Efficient Memory Sharing (EMS)

ChatLearn provides EMS feature to significantly reduce the GPU memory usage during the alignment training. It maximizes the use of limited resources to train models with larger-scale or to improve overall training efficiency by improving the model’s parallel strategy and increasing the batch size after GPU memory saved.

When multiple models in ChatLearn share the same resources for training or inference, enabling the EMS feature allows these models to sequentially share GPU memory:

  • After each model is initialized, tensors/buffers that constantly reside in GPU memory (such as weights, gradient buffers, and optimization states) are unloaded to the RAM or freed to release their occupied GPU memory.

  • Before training or inference for a specific model, the tensors/buffers are loaded from the RAM or reconstructed, and then training or inference takes place.

  • Once the training or inference is complete, the tensors/buffers are again unloaded to the RAM or freed to release their occupied GPU memory.
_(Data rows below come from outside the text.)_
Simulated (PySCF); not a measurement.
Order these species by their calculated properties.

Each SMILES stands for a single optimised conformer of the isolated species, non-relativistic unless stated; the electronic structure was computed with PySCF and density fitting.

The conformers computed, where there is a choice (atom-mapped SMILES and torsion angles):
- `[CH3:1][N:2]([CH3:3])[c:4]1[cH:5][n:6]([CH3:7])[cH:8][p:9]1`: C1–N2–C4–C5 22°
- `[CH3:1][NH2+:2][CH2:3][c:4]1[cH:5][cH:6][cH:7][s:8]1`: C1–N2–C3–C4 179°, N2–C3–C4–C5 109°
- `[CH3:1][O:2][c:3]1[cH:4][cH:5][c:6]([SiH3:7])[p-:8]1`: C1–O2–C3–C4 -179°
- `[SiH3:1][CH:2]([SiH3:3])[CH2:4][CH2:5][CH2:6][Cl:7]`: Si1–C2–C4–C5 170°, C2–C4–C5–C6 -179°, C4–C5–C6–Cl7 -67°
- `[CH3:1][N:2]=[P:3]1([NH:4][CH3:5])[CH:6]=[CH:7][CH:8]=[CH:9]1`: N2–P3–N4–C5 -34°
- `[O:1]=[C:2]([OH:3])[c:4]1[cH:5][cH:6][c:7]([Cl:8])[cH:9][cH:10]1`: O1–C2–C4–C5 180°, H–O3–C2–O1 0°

By repeating the above process, multiple models sequentially share GPU memory, maximizing the efficiency of GPU memory usage.

Usage

Users can specify whether to enable the EMS feature by configuring the free_memory (bool type, default is False) parameter for each model. This can be directly modified in the rlhf.yaml for each model. For example, to enable the EMS feature for the policy model:

policy:
    model_config_file: old_policy_inference.yaml
    ...
    free_memory: ${free_memory_policy:True}

Alternatively, it can also be configured in the training script using environment variables:

  • Policy model: export free_memory_policy=True

  • Reference model: export free_memory_reference=True

  • Reward model: export free_memory_reward=True

  • Value model: export free_memory_value=True

  • PPO policy model: export free_memory_ppo_policy=True

  • PPO value model: export free_memory_ppo_value=True

A complete example can be found in the llama2 configuration.